2. He was disturbed by the existence of non-diplomatic channels used to establish a quid pro quo
Taylor detailed the state of affairs he encountered upon arriving in Ukraine. The gist is that despite some positive signs of anti-corruption measures being taken by the newly elected Zelensky, Taylor was deeply concerned by what appeared to be a “confusing and unusual” system in which there were two channels for communication between Washington and Kiev, “one regular and one highly irregular.” The former was the one that he participated in, which routed communications through the State Department. The second is at the center of the impeachment inquiry, the one that involved Trump-donor-turned-U.S. ambassador to the European Union Gordon Sondland, special envoy Kurt Volker, Energy Secretary Rick Perry, and Trump’s personal attorney Rudy Giuliani. Though he wasn’t privy to the inner workings of this latter group, Taylor said that he was included in some of its conversations by Volker and Sondland.
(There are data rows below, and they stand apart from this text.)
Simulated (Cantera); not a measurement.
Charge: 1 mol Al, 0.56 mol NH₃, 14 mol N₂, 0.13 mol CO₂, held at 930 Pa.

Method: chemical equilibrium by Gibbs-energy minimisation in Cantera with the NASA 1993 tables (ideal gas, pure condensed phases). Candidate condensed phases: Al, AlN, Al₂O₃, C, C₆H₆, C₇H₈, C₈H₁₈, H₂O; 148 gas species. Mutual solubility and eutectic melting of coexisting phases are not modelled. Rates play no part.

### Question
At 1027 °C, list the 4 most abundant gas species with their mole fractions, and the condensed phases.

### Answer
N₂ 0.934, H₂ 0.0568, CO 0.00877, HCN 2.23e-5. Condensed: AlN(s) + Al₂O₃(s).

By his telling, Taylor grew increasingly uncomfortable with the “irregular” group’s activities. “By mid-July it was becoming clear to me that the meeting President Zelensky wanted [with Trump at the White House] was conditioned on the investigations of Burisma and alleged Ukrainian interference in the 2016 U.S. elections,” he stated. “It was also clear that this condition was driven by the irregular policy channel I had come to understand was guided by Giuliani.”
Elsewhere, Taylor addressed the report that Trump had frozen routine security aid, given annually to Ukraine since the 2014 invasion of Crimea, until such investigations were officially underway. Bluntly, Taylor stated: “I said on Sept. 9 in a text message to [Sondland] that withholding security assistance in exchange for help with a domestic political campaign in the United States would be ‘crazy.’ I believed that then, and I still believe that.”
3. He talks about learning of a “drug deal” arrangement
In a call on July 18, Taylor found out from someone at the Office of Management and Budget that U.S. military aid to Ukraine had been held up. The decision, Taylor heard, came directly from the president, though no explanation as to why was given. As a diplomat who wanted to keep the two countries’ relationship strong, Taylor was devastated to find out that the U.S. was holding up aid that Ukraine needed to defend itself against Russia. Then, Taylor found out via officials from the National Security Council that a White House meeting between Trump and Zelensky was being held up in exchange for promises of “investigations” by the Ukrainian government. John Bolton, then Trump’s national security adviser, referred to this apparent arrangement as a “drug deal.”
Further, the Trump-Zelensky meeting was being arranged through the unofficial channel — the one involving Giuliani, Volker, and Sondland — which confused the Ukranians in their formal dealings with the State Department. “Bolton, in the regular Ukraine policy decision-making channel, wanted to talk about security, energy, and reform,” Taylor recalled. “Sondland, a participant in the irregular channel, wanted to talk about the connection between a White House meeting and Ukrainian investigations.”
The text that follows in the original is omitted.